This appeared in the latest issue of Tehelka
INDIA CALLING Anand Giridharadas
INDIA CALLING Anand Giridharadas
You know a nation’s economic prowess is on the ascendant when the non-fiction sections of bookstores groan under the weight of titles that claim to explain how and why. Anand Giridharadas’ India Calling is the latest addition, another “intimate” look at how India has changed. At times a family chronicle, at others, a collection of journalistic sketches, it’s a book that’s disappointingly limited in scope.
Giridharadas writes about how his parents moved to America in the Seventies and his upbringing there. On trips back to India, he found scarcity, bureaucracy and frozen beliefs about one’s place in the world: “India, in my limited and impressionistic view, seemed a land of replicated lives, where most people grew up to be exactly like their parents…” There’s much here that reads like one of those commonplace novels by second-generation South Asian-Americans. However, borne on winds of change, the author, at 21, finds himself on a flight to India for a stint with McKinsey, later becoming Mumbai correspondent for the New York Times and its allied publication, The International Herald Tribune.

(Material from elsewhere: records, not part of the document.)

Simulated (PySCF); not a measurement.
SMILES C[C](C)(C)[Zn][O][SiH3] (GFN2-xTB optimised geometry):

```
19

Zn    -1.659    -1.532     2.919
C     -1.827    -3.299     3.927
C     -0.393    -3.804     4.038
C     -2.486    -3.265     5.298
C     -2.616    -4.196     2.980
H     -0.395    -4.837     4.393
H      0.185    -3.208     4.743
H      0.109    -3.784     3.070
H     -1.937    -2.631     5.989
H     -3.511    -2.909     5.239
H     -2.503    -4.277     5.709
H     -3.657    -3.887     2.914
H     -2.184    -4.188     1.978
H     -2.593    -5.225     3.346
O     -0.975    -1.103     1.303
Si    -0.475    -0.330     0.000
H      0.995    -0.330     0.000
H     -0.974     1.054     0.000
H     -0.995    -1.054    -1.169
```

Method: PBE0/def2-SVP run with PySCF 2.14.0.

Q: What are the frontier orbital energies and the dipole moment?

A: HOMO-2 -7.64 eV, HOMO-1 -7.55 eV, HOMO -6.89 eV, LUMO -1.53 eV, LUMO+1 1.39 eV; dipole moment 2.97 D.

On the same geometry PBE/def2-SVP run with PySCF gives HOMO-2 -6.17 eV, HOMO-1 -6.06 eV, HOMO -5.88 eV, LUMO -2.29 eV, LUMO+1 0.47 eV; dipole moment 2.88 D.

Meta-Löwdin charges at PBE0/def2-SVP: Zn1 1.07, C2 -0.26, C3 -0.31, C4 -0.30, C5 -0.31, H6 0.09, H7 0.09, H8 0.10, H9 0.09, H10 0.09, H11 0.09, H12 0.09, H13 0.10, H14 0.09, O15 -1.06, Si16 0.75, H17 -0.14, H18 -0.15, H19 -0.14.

Most of the book appears to be a survey of the country from the confines of south Mumbai. Giridharadas does travel, of course, and there are accounts of trips to a hamlet near Nagpur, to Ludhiana and to Hyderabad. He tells us the stories of a migrant in Mumbai, his city of dreams; of a small-town young man on the make; of a Naxalite ideologue and his disdain for globalisation; and of a Punjabi joint family facing a rupture between its traditional and modern factions. There’s also an unremarkable interview with Mukesh Ambani, as well as a potted account of their family’s rise. Though Giridharadas demonstrates a fluent prose style, there’s much use of often-heard words such as “revolution from below”, “new regime” and “flowering of self confidence”.
In every case, the author draws parallels from his own family, not only from his parents’ lives but also the differing attitudes of his maternal and paternal grandparents. In conclusion, Giridharadas asserts that globalisation and economic growth have made Indians achieve “an independence of the soul” by growing into roles beyond those laid down by their caste, parents or society. Of course, he hastens to add, the country still has to lift itself out of “the family relations of guilt, the never-questioned rituals, the intricate taxonomy of castes and sub-subcastes, the rural cruelty, the poverty…”
Issues such as what it means to be modern without reference to the West, the perils of runaway consumerism or venal politics are glancingly touched upon, if not ignored. The vexing outcome: half-memoir, half narrow-prism portrait.